Saturday, 27 October 2018

Julian Assange's demand for an English translator that speaks Australian causes everyone's eyes to roll so hard that it makes the earth bleed

Shitty roommate and brilliant legal tactician Julian Assange's ploy to assure his freedom from persecution by suing the only country in the world willing to shield him from those longing to throw him in the clink has hit a tiny snag: a language barrier. According to the English-speaking Assange, his self-righteous blather differs from what the rest of the English-speaking world gets along with:

From The Sydney Morning Herald:

The first hearing in Julian Assange's lawsuit against Ecuador's Foreign Affairs Ministry was suspended as the WikiLeaks founder was unable to understand his translator, and the judge called for a replacement fluent in "Australian."

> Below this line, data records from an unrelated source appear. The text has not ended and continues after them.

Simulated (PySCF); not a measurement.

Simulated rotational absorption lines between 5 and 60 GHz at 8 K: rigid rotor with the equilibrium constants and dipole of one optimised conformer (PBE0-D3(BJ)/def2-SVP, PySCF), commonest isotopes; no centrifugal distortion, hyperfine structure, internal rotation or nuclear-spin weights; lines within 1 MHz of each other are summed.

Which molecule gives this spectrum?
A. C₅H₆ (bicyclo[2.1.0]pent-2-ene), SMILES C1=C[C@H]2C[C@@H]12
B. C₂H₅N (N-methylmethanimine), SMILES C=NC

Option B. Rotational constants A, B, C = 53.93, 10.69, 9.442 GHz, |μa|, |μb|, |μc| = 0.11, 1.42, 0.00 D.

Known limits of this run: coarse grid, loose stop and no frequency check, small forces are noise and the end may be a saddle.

Speaking from Ecuador's Embassy in London via Skype, Assange said the court-appointed translation service was "not good enough." Judge Karina Martinez said that it was indispensable that Assange testify, and said the court had erred by appointing a translator who only spoke English, apparently under the impression that Australian dialect is unintelligible to other anglophones.

Sure.

Once Assange finds himself an Australian translator, the courts will go forward with his suit against the Ecuadorian government. They took away his Internet! They want him to clean his room! They've been sheltering him from European law enforcement in their London Embassy since 2012! The nerve.

Unsurprisingly, Ecuador is less than impressed with their long-term political houseguest filing suit against them. In response to Assange's whinging, the nation's rolled back their offer to assist him with negotiating his fate with the British government.

I don't normally go in for courtroom drama, but I am so here for this shit.